Timely judgment to firm up secular ethos

THE ASIAN AGE.
Published : Jan 4, 2017, 3:46 am IST
Updated : Jan 4, 2017, 6:54 am IST

Given the country’s bewildering diversities, Indian democracy is a complex project.

Supreme Court of India
 Supreme Court of India

A constitution bench of the Supreme Court led by Chief Justice of India T.S. Thakur passed a landmark judgment on Monday and ruled that seeking votes in elections in the name of religion, caste, race or language would constitute a corrupt practice.

The significance of the judgment, which came a day before the superannuation of Mr Thakur, cannot be lost sight of. The constitution bench was revisiting earlier judgments in respect of elections and the misuse of religion (and other social factors, invoking which can be divisive), including one of 1995, in which the then CJI, Justice J.S. Verma had equated “Hindutva” with “Hinduism” and called it a “way of life”, implying that reference to it cannot sully an election.

The Monday judgment was on petitions challenging the 1995 position. In that sense, it acquires special meaning since votaries of the political philosophy of “Hindutva” had assumed that appeal to voters in the name of this political creed would not attract a penalty under Section 123 of the Representation of the People Act as only a “way of life” was implied and not political communalism.

The judgment was passed 4:3. It is true, as the dissenting judges have argued, that for seven decades India has run as a secular state and invocation of religion or particular castes has not played a noteworthy role in elections and, as such, there was no need to amplify the meaning or interpretation of Article 123 of the RPA. However, the minority section of the constitution bench appears to have failed to appreciate the confusion created by the 1995 verdict equating “Hindutva” with “a way of life”.

Since the constitution bench led by the CJI was looking at the matter with that point of reference, imagine the malign impact (on the eve of crucial polls in Uttar Pradesh and four other states) if the verdict had kept silent on invoking “Hindutva” or “Hinduism” in the forthcoming election campaign or, worse, implied that this was non-prejudicial and kosher.

Seen in this perspective, the majority led by the CJI was not over-reaching and seeking to embark on a course of legislation by the judiciary.

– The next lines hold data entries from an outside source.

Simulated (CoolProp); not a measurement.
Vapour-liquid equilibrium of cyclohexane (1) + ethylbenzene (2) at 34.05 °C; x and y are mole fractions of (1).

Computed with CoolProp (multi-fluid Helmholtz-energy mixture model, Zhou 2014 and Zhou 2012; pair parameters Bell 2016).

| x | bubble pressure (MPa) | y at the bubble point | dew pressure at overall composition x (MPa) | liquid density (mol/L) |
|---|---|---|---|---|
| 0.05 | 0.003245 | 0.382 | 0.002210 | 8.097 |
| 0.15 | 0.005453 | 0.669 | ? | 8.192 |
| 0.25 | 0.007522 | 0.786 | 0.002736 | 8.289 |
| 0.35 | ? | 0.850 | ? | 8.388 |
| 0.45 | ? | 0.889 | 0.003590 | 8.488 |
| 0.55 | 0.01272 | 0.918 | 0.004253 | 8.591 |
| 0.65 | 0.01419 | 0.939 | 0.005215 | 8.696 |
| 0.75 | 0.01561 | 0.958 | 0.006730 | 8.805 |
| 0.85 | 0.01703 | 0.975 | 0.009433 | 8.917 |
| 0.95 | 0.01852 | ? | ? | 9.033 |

Given the country’s bewildering diversities, Indian democracy is a complex project, which has been fairly successful and has been guided by the genius of its people. But the risk of majoritarian tendencies taking hold politically and socially, with the inevitability of this impacting the election process, needs to be guarded against. Already there have been periods when the risk of religion and caste casting a shadow on the poll process has seemed high. The Monday judgment can be framed in this broad context. The judicial relief would help to strengthen the faith of our minorities in our election process.